Generally, techniques to detect GC using radar moments use static GC maps or dynamic feature parameters. The static map can correctly implement the usual GC area, but cannot respond to the variations in the clutter areas and their intensity due to super refraction or the renewal of radar scan strategy. The dynamic feature parameters are more adaptive for identifying the GC. However, the radial texture ($TXT$) (i.e., the standard deviation within a given range interval in a radial direction) of the polarimetric variables generally used in GC identification has lower performance in the center of larger-clustered clutter than that of the range interval of $TXT$ and weak GC with low spatial fluctuation; it may also misidentify some PRE in contact with GC or in the boundary of a strong convective storm. Hence, this study designed a new GC identification module using $Z_H{}^U$, $Z_H{}^F$, and $V_r$ for optimization with the Korean radar systems, even for a single polarization Doppler radar system. The GC identification module defined new feature parameters and merged dynamic and static identification techniques to complement the weaknesses of each technique for operational applications.

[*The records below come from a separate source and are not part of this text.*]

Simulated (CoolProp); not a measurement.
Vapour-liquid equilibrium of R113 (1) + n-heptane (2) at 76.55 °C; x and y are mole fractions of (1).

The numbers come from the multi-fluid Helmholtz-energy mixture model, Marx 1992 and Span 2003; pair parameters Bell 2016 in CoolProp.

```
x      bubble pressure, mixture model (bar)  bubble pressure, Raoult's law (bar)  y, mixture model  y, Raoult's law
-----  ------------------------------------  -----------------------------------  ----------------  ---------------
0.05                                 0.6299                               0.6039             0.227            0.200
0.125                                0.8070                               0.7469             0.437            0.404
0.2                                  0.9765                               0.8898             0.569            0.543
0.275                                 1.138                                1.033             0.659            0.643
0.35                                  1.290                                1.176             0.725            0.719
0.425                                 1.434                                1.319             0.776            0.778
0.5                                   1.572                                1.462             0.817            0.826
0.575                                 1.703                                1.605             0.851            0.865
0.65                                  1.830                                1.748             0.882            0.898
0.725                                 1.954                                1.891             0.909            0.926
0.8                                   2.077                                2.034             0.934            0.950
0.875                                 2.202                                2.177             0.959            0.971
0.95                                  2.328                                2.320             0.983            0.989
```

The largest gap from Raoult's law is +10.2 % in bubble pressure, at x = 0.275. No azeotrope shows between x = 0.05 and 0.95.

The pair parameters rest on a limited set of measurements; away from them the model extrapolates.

3.1.1. Feature Parameters for Ground Clutter

New dynamic feature parameters were developed based on the effects due to clutter filtering and the “towering” shape of GC with higher reflectivity than that of the surroundings ($i$) in the $Z_H{}^U$ field. Herein, $\Delta Z_{Filter}$ is defined as the difference between $Z_H{}^U$ and the $Z_H{}^F$, and $Tower$ and $\Delta Tower$ are defined as the deviation with lower reflectivity within a given range interval and as the difference between $Tower$s of $Z_H{}^U$ and $Z_H{}^F$, respectively, as follows:

$$\Delta Z_{Filter}\left(i\right)=Z_H{}^U\left(i\right)-Z_H{}^F\left(i\right),$$

(1)

$$Towe{r}^U\left(i\right)=\sqrt{\sum {\left[Z_H{}^U\left(i\right)-Z_H{}^U\left(i+j\right)\right]}^2/n}\mathrm{if}\left[Z_H{}^U\left(i\right)-Z_H{}^U\left(i+j\right)\right]>5\mathrm{dB},$$

(2)

$$Towe{r}^F\left(i\right)=\sqrt{\sum {\left[Z_H{}^F\left(i\right)-Z_H{}^F\left(i+j\right)\right]}^2/n}\mathrm{if}\left[Z_H{}^F\left(i\right)-Z_H{}^F\left(i+j\right)\right]>5\mathrm{dB},$$

(3)

$$\mathrm{and}\Delta Tower\left(i\right)=Towe{r}^U\left(i\right)-Towe{r}^F\left(i\right),$$

(4)

where $i$ and $j$ indicate the index number in each radial, and $j$ changes within a given range interval that decrease from 10 to 3 km with the elevation angle to consider the range scale of GC clusters. $Tower$ is calculated with a tolerance of 5 dB to consider a statistical fluctuation and $n$ is the number of available data within the range interval. In addition, $Tower$ with a 2 km range interval is used to identify small-scale clutters, such as ships and bridges.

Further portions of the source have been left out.